Trainer Bob Harper takes part in a panel discussion of NBC Universal's show "The Biggest Loser" during the 2013 Winter Press Tour for the Television Critics Association in Pasadena, California January 6, 2013. REUTERS/Gus Ruelas

(Reuters) – Celebrity trainer Bob Harper, of the weight-loss TV show “The Biggest Loser,” has built a career putting very obese people through some grueling fitness paces but if he’s learned anything from the experience, it’s that diet trumps exercise every time.

Trainer Bob Harper takes part in a panel discussion of NBC Universal’s show “The Biggest Loser” during the 2013 Winter Press Tour for the Television Critics Association in Pasadena, California January 6, 2013. REUTERS/Gus Ruelas

The Los Angeles-based trainer, who was born on a cattle farm in Tennessee and arrived in California some 20 years ago, said gone are the days when he believed it was possible to just exercise the pounds away.
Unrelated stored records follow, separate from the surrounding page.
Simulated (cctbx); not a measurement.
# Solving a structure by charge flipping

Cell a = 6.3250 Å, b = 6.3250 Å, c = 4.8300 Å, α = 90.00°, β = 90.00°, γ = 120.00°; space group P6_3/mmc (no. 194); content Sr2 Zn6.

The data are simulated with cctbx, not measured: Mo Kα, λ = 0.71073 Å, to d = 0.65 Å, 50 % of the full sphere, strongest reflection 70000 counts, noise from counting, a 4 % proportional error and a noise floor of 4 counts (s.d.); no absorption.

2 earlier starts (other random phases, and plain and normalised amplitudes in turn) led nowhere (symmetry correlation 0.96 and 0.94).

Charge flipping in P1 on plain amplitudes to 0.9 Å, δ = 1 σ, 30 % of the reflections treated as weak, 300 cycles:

“It is all about your diet,” Harper, 48, said during a break from filming Season 15 of the long-running U.S. show. “I used to think a long time ago that you can beat everything you eat out of you and it’s just absolutely not the case.”

Harper has spun his TV fame improving the fitness of people who are 100 pounds (45 kg) or more overweight into an empire with DVD workouts and the best-selling book “The Skinny Rules,” which offers tips to drop excess weight.

He said if the ‘Skinny’ of his book titles and fitness DVDs is meant tongue-in-cheek, it is also the word that his morbidly obese clients attach to most.

“People say, ‘Shouldn’t I be fit? Shouldn’t I be healthy?’, and I say ‘Yes, absolutely. But what I always hear from my contestants on the show is, ‘I just want to get skinny.'”

In addition to promoting a healthy diet, a big part of his exercise routine includes lunges and other core-strengthening moves to burn enough fat to let the inner six-pack shine through.

Harper said the workout is aimed at getting the heart rate up because that’s when people are going to be able to burn fat and when fat is burned off, the abdominal muscles are exposed.

FAN OF CROSSFIT

He also adheres to the no-frills strength and condition program called Crossfit, which is a series of timed, ever- changing physical challenges that he says are suitable for everyone.

“I’m working with people who are 500 pounds (227 kg) and doing Crossfit on a regular basis,” said Harper, who described the approximately 20-minute workout as well-balanced.

“To me Crossfit just completely makes sense (as long as) you work at your level doing the things you can do with proper coaching,” he explained.

But Dr. Mark Kelly, an exercise physiologist at the American Council on Exercise, said that even with supervision, Crossfit can be risky if the fitness groundwork isn’t in place.

“Crossfit has very ballistic training. You’re asking people to move fast through a large range of motion. Even with coaching, the foundation of stability, mobility and psychomotor skill has to be laid (first),” he said.

Kelly agrees that diet is the main factor that can lower weight, but it’s exercise, he adds, that allows that lower weight to stick.

He cited the National Weight Control Registry, a research study that includes people 18 years or older who have lost at least 13.6 kg (30 lb) of weight and kept it off for at least one year. Ninety percent of those in the study exercise regularly.

“They’re the biggest losers across the nation,” Kelly said. “And the No. 1 thing they did was exercise on a regular basis. Many simply through walking.”

Harper said he values working with people who have gotten far off the diet and fitness track more than the celebrity status conferred upon him by reality TV.

“Of course with everyone being on a television show, from people working on fishing boats to people being interior designers, you get this platform,” he said. “But I think for me, celebrity trainer is not who I am.”

He is, he said, someone who has found what he loves to do.

“When you find your passion, it makes for a good life.”